The recent discussion on the Intellogist blog about missing patent documents in the USPTO patent database reminded me of the curious case of patent no. 3,060,165. The full-text TIFF image of this patent was removed from the USPTO database sometime in 2003. The exact date of and reason for its disappearance are not readily available, but here is what is known:
Our story begins in 1962 when a team of scientists working for the U.S. Army received a patent for a method of producing ricin, a deadly poison made from ordinary castor beans. Why the military would want to patent such a thing is beyond me. Why they would allow it to be disclosed to the world in a patent document is equally mystifying. Maybe they wanted to strike a cross-licensing deal with the Soviets.
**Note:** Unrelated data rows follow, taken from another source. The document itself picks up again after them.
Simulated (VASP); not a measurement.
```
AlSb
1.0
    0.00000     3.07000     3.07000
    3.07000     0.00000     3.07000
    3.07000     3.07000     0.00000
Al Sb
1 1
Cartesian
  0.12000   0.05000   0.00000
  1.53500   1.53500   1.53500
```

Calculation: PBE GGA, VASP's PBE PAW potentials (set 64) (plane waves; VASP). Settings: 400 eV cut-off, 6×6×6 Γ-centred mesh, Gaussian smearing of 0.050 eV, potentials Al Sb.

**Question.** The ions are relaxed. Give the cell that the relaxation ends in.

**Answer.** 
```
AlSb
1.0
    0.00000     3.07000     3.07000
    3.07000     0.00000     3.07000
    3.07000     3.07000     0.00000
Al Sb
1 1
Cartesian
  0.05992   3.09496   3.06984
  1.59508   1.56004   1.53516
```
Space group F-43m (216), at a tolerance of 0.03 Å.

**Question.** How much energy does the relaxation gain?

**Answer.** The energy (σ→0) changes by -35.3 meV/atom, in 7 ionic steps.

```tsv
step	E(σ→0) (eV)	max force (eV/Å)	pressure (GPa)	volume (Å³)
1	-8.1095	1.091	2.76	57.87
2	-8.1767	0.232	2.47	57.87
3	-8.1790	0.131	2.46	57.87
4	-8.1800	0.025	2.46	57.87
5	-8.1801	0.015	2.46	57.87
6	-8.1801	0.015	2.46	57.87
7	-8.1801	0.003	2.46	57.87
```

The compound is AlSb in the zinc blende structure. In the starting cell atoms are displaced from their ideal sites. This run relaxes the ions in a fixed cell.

Ricin has been implicated in at least one political assassination, the 1978 murder in London of Bulgarian dissident Georgi Markov by communist agents, and, more recently, terrorist attacks in Washington, DC. In February 2004, a small amount of ricin was found in the mailroom of the Dirksen Senate Office Building. Luckily, no one was injured, but several buildings on Capitol Hill were closed for about a week. (New York Times, Feb. 4, 2004) But our patent had disappeared long before ricin was discovered in the Senate mail.
For forty years patent 3,060,165 resided in happy obscurity in the search files of the USPTO. It attracted little attention, being cited in only two other patents. Its debut on the web probably occurred in October 2000 when the USPTO completed loading all patent documents into the PatFT database. Things changed suddenly in February 2003 when television station WABC of NYC aired a sensationalist report that chided the USPTO for allowing the public to have access to a "recipe for a bio-terror weapon more deadly than cyanide". Apparently, this caught the attention of several prominent politicians from New York who started asking questions. The patent quietly vanished from the USPTO website.
Security experts were quick to debunk the idea that the patent was a threat to the public safety. (GlobalSecurity.org, July 24, 2004) In fact, its removal from the USPTO database was completely ineffective because copies remained available in other open patent databases such as Google Patents and the German Patent Office's Depatisnet system. In addition, dozens of libraries in the USPTO's patent depository library network probably have copies on microfilm.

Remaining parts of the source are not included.